The outside world arrives in the form of a mercenary soldier played by Robert de Niro. He has a lucrative sideline in the slave trade.  He sets a huge net as a trap in the jungle; soon he has a netful of tribe members, and he hauls them off like so many rabbits, to be sold into slavery. Soon afterward, he murders his brother in a jealous rage. Although he is acquitted, he experiences remorse for the first time in his life.  Father Gabriel, on a visit to the city, challenges the mercenary to atone for his sins and change his life.  As penance, the mercenary hauls his net, loaded with all his armor and possessions, tied to a rope and dragging behind him.  He climbs up to the mission above the falls, fully expecting to be shunned or even killed.  He is amazed and humbled when the tribe members forgive and welcome him; over time, he becomes a Jesuit himself. Liam Neeson is excellent as a young Jesuit, in one of his earliest roles.
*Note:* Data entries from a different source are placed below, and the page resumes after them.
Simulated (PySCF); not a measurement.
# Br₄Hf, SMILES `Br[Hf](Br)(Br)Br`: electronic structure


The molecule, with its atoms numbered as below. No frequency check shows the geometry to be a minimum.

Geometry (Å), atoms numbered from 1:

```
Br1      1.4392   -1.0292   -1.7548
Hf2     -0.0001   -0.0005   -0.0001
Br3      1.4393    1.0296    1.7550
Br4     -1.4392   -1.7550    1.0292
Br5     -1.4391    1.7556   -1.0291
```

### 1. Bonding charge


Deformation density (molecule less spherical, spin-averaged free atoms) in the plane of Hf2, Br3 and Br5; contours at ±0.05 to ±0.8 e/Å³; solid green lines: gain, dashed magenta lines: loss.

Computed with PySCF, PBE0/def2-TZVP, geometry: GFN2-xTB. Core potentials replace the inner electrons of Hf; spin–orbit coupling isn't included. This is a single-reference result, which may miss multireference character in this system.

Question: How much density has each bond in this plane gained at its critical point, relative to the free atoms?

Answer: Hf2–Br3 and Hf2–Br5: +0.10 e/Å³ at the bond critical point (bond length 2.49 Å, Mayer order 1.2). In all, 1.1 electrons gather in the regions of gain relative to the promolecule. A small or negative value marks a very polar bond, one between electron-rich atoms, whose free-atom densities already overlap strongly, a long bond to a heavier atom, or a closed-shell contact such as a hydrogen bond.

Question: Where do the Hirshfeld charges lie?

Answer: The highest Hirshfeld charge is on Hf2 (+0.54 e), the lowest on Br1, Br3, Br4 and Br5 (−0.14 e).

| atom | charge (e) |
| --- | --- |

The rest of the movie concerns further encroachments of the outside world.  Father Gabriel’s mission–and six others like it–are under the protection of Spain, which outlaws slavery.  In 1750, the Treaty of Madrid gives part of Paraguay to Portugal, which encourages slavery. Suddenly, the missions are ordered to close. The Church cannot risk allowing the Jesuits to violate the treaty; the Spanish could shut down their order entirely if they resist. Other religious orders could be barred from the colonies.

Father Gabriel and his Jesuits have to make agonizing choices.  A joint army from Portugal and Spain is ordered to clear out the missions in Portuguese territory. Should the missionaries abandon their mission and the Guarani people they have come to love?  Should they help the Guarani resist, using modern warfare techniques?  Should they resort to peaceful resistance? Would peaceful resistance have any chance? If not, should they sacrifice themselves by trying peaceful resistance anyway?

"The Mission" poster

“The Mission” poster

The film is available at Amazon. The story of the colonization of the “New World” is complex, The great colonial powers of England, Spain, France, and Portugal set out explicitly to exploit whatever they found in the “New World,” people and resources alike. But the members of the various religious orders set out for the colonies with a sincere desire to improve the lives of the people, however misguided their methods were at times.  They were able to do a lot of good that remains to this day. A film like “The Mission” invites us to share in the moral quandaries of times past, and to think about those of the modern world.